Okay, so possibly not so much for profit, but I have developed a really cool IRC bot that logs to Splunk and provides a web interface for searching those logs. Several weeks before I started with Splunk, I was winding down my old job and looking for something I could do that was Splunk related. I’m a total IRC geek. I’ve been hanging out on #macintosh on Undernet for over 17 years, and I discovered while browsing Splunk’s website that there was an official IRC channel for Splunk, #splunk on EFnet. I spent the first week lurking and slowly introducing myself to the regulars, and then since I had some downtime, the idea occurred to me that it would be really fun to take the traffic from the IRC channel, log it into Splunk, and provide a web GUI to search that traffic.
First things first, lets get some data
So, before I could develop the awesome Web GUI for displaying IRC logs that was lurking in my head, I needed to get data in. To do that, I needed a resident IRC program which would take all the IRC protocol traffic and translate it into a format that would easily allow Splunk to provide field extractions. Luckily, Node has a rich environment where the community contributes back open source libraries which are easily installed via a package manager called npm. In npm, I found an excellent IRC library that cut down development time significantly. The IRC protocol is relatively trivial to implement, but still, having someone build it and prove it in advance is certainly easier.

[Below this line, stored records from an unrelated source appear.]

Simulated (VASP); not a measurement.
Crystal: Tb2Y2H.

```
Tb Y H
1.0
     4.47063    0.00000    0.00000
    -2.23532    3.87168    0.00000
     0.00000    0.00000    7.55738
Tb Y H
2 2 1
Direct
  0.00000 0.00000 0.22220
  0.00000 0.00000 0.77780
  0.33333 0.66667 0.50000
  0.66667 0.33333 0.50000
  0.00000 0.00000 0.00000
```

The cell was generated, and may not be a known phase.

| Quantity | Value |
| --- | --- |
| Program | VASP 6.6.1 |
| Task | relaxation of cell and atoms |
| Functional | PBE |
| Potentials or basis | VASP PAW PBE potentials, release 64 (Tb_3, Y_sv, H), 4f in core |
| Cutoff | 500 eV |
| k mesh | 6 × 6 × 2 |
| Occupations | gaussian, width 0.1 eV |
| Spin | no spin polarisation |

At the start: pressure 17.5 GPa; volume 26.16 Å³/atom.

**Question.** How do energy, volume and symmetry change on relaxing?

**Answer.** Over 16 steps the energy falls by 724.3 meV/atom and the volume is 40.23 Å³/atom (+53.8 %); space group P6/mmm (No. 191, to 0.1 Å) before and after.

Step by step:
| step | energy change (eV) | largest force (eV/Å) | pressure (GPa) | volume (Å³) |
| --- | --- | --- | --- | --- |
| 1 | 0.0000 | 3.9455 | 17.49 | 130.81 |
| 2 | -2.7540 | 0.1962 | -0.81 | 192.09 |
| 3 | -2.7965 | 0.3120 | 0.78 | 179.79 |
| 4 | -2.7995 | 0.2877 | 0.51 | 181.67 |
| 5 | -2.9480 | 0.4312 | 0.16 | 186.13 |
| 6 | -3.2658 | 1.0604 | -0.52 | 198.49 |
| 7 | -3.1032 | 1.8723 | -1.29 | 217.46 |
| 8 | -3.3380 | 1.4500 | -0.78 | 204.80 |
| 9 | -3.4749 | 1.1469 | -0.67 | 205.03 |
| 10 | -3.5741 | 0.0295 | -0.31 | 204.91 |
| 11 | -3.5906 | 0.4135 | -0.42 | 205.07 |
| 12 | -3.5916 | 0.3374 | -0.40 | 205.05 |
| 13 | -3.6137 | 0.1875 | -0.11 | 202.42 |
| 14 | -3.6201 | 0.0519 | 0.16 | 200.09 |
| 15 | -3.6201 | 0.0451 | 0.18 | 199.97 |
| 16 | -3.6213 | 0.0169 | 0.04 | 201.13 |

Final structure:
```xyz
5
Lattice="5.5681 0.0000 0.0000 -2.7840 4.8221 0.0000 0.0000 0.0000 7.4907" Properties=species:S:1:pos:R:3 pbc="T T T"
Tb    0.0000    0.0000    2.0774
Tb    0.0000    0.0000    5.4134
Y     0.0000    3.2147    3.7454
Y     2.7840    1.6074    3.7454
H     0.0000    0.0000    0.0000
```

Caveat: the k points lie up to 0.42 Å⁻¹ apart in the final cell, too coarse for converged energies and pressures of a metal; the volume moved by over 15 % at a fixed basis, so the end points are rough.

Once I completed the ability to read IRC properly, it was time to get the data into Splunk. Since I work with both Splunk Enterprise and Splunk Storm, I implemented logging for both. For Enterprise, I log via a syslog-like TCP connection, and for Storm I log via a REST based output. For both, I log in JSON format. Originally, I logged in an autokv friendly key=value format, but since I’m logged user generated data, it was very difficult escaping for quotes and commas and autokv didn’t do well with escaping. Since JSON’s pickling and depickling accounts for escaping, it was easiest to log in JSON format. Here’s a screenshot from Storm showing how the data shows up in Splunk:
You can find the library for logging to storm here, and it can easily be adapted to log to Splunk’s receivers/simple REST endpoint as well (they are basically identical). This is very nice because you can log straight to a Splunk indexer and specify index, host, source and sourcetype when you log without having to configure Splunk to assign them. Also, here is the logging library which logs syslog from node to Splunk in case that might be useful for your project.
What can we learn
With the data in Splunk, what can we learn? I set out to create some simple dashboards that told us some data we didn’t previously have about the IRC channel:
The first widget is obviously a very simple timechart of activity. It told us something those of us who frequent the channel already know, that we’re primarily active during work hours. The other two charts are more interesting though. They tell us who is the most active, using this search:
index=splunkbot sourcetype=splunkbot_logs | spath | search to=#* | top nick
Note spath, this is what allows Splunk to extract the fields from the JSON logged data. In most cases, you’ll probably want to specify which fields you want to extract using spath, but in this case I want to extract everything so I specify no fields. The second search tells us to look for only traffic destined for IRC channels (all IRC channels begin with #), and then give us the top nick.
The second widget gives us the most mentioned people on the channel. On IRC, while talking in a channel which often has multiple conversations going, it’s common to prepend your chat with the nickname of the person you’re addressing, like “Coccyx: I think you’re the most awesome Splunker ever!” This search looks for people’s nicknames in the channel text and builds a dashboard of the nicknames most referenced:
index=splunkbot sourcetype=splunkbot_logs | spath | search action=message | rex field=text mode=sed "s/://g" | rex field=text mode=sed "s/,//g" | makemv delim=" " text | mvexpand text | rename text as nick| join nick [ search index="*" sourcetype="splunkbot_logs" action=names | makemv delim=" " names | mvexpand names | rename names as nick ] | top nick
This search is pretty complicated, so its useful to break it down. The first two rex commands use mode=sed, which allows rex to replace text in a field based on a regular expression. Here, we’re replacing , and : which are commonly used appended to a nick to indicate we’re addressing them, as in the earlier example. Those will mess up our matches, so we want to delete all instances of them. The next command, makemv, takes the text field, which in our logs contains the text of IRC messages Splunkbot has logged, and turns it into a multi-value. This basically breaks the text up into tokens that we can match, which we hope to contain nicknames. Mvexpand takes a multi-value field, and makes a new event for every value in the multi-value field. Next we rename the text field to nick so that we’ll have the same name for the subsearch we’re about to run.
Now we find a command I don’t see often used, but is very powerful, the join command. The join command works like you’d expect join to work in SQL, taking two searches and joining them together based off one or more fields which match. In this case, we want join to work like an inner join, refining our search, which due to the commands above contains an event for every word spoken on Splunk over the last 7 days, and then match against our subsearch. The subsearch references a particular log entry Splunkbot makes, which is the names entry, which it gets on a regular basis as people join and leave the channel. This gives a list of nicknames to match against. Finally we pipe the results of the join and subsearch to top to get the top referenced nicknames.